The nation Israel had an uncomfortable relationship with Egypt. Their identity was forged in their departure from Egypt (Hosea 11:1), and celebrated in the Passover meal, which they first ate as they left slavery there. But in times of hardship or threat, they were often tempted into dependence on Egypt rather than God (eg Jeremiah 42:13–16). Here, despite some produce evidently being available in the promised land (v 11), Israel, or Jacob, is resigned to relying on Egypt, even if it costs him his sons (v 14).
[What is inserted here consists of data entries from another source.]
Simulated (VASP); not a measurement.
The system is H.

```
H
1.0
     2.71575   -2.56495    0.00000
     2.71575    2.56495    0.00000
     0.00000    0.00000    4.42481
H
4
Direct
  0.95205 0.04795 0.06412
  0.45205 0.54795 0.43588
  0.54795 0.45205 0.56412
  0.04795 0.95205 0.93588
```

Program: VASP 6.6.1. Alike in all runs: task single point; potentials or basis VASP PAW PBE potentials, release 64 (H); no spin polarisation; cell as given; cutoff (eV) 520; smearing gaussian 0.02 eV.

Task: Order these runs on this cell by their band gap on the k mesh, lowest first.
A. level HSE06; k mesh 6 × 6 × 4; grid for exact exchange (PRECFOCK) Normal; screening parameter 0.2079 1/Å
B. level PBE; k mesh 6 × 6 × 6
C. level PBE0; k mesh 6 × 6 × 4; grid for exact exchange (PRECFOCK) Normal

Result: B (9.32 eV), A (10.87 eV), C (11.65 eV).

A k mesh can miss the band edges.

The meal with Joseph dramatises the relationship between Israel and Egypt. There is an unbreachable divide between the brothers and Joseph ‘the Egyptian’ as food is brought from his abundant table to feed them (v 32). In this most intimate of scenes (see v 30) the bigger drama is being enacted. In the context of desperation for food, Esau had lost his birthright to Jacob (chapter 25). Israel the nation must beware that it does not repeat the mistake.
Author
Steve Silvester
Respond
Are you aware of a tendency to transfer your trust from God to something or someone else? Is there someone you could pray with about this?
Deeper Bible study
‘Lord, there is no one like you to help the powerless against the mighty. Help us, Lord our God, for we rely on you’.1
They’d put it off longer than was wise. The choice was now a risky return to Egypt or starvation. Never had Jacob and his family felt so powerless. Joseph held all the cards. They were foreigners who had no claim on Egypt’s grain supplies. Jacob was very reluctantly persuaded by Judah to let Benjamin go with them. Would he ever return? In Egypt they’d have to confess to finding their previous payment in their sacks. Simeon was in prison with no guarantee of his release. On arrival, the sequence of events seemed bizarre. Twice, we’re told, they ‘bowed down’ to Joseph (vs 26,28), a sign of submission, in fulfilment of his dream. Did they realise that? Taken to Joseph’s residence, they were treated to a lavish feast, at which the brothers were seated in order and Benjamin given five times as much to eat. It ended with them all being drunk (NIV’s polite, ‘they … drank freely with him’, v 34). They had no choice but to go along with it, but what did it all mean?
Jacob had prayed that God Almighty might ‘grant you mercy’ (v 14). His prayer, wrung out of despair, recalled the God who had revealed himself to Abraham by the title ‘El Shaddai’2 and entered into covenant with him. They may have been powerless, but their God wasn’t. Furthermore, in contrast to the lack of mercy the brothers had shown to Joseph and their fear that they’d face their comeuppance, Jacob prayed that this Almighty God, true to his character, would exercise mercy. And so he does, but in a circuitous way, to remove any sense of grace being cheap. Amazingly, Joseph’s steward, readily, if only superficially, acknowledges the activity of the God to whom Jacob had prayed (v 23).
God Almighty is always on the side of the powerless.
Pray to God Almighty about a situation where you or others are powerless and need divine intervention.